As one of Australia’s most experienced pulley manufacturers and general engineering companies, Queensland-based manufacturer, Australian Power Transmission, appreciates the value of their partnership with CBC Australia and Gates to offer complete drive system solutions to their customers.
Originally established in 1945 as A.S. Dewar’s and Sons, the business was later acquired by Malcolm and Beverley Lyell and rebranded as Australian Power Transmission. Through more than seven decades, the company has specialised in manufacturing pulleys, and now also incorporates CNC machining precision-engineered components, as well as offering fabrication services to a wide range of customers.

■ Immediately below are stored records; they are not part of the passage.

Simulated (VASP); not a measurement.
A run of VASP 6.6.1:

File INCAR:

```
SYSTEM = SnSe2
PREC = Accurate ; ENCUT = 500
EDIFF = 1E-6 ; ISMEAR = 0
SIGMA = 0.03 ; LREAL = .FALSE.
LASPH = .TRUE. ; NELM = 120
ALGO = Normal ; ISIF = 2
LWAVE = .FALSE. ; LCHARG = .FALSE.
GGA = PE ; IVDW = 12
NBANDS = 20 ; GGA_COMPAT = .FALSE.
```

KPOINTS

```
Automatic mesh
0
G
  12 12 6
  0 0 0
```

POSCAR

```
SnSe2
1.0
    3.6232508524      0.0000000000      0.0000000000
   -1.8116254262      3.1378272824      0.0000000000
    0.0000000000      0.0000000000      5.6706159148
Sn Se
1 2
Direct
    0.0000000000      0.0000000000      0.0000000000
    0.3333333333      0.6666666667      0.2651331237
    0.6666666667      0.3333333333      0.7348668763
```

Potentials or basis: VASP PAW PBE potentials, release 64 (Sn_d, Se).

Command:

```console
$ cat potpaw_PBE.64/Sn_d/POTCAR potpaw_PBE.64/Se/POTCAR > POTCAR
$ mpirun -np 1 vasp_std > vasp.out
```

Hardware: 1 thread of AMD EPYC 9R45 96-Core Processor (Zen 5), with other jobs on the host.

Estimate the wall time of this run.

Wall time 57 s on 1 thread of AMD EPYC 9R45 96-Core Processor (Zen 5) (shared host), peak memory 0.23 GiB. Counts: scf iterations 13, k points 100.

The pulleys they manufacture include products of up to 2100 millimetre in diameter and can weigh up to 4 tonnes. These pulleys are used extensively on crushers, screens, pumps, and other mining and heavy industrial equipment.
Brett Lyell, who is the second-generation manager of the family-owned business, says the long-standing partnership between Australian Power Transmission and CBC goes both ways. CBC provide the key tools to Australian Power Transmission so that they can manufacture and supply the pulleys and components to CBC.
“CBC provides us with various tooling and hardware that we use in manufacturing of our products and we share with them our expertise around pulleys to help them better assist their customers. Over the lifetime of the business we have produced over 8500 variations of pulleys,” he says.
With CBC being a leading national distributor and service provider of power transmission and engineering services, Brett says he also passes any customer queries regarding belts and other drive system components to the team at CBC.
The working relationship between Australian Power Transmission and CBC Australia offers effective solutions for the mining and quarrying industries, to help optimise the design of their customers’ drive systems and add value to their operations.
“We are experts at manufacturing pulleys, but we don’t directly deal with belts. When our customers contact us with questions about belts, we just pass them on to CBC as they are the experts in this regard. We advise
our customers to use Gates belts, as these belts are unrivalled in quality and complement our pulleys very well,” Brett states.
Michael Greelish, CBC’s National Accounts Manager for Mining, Quarry and Resources, says in collaboration with Gates, CBC has been able to help mines and quarries achieve higher energy efficiencies through design optimisations.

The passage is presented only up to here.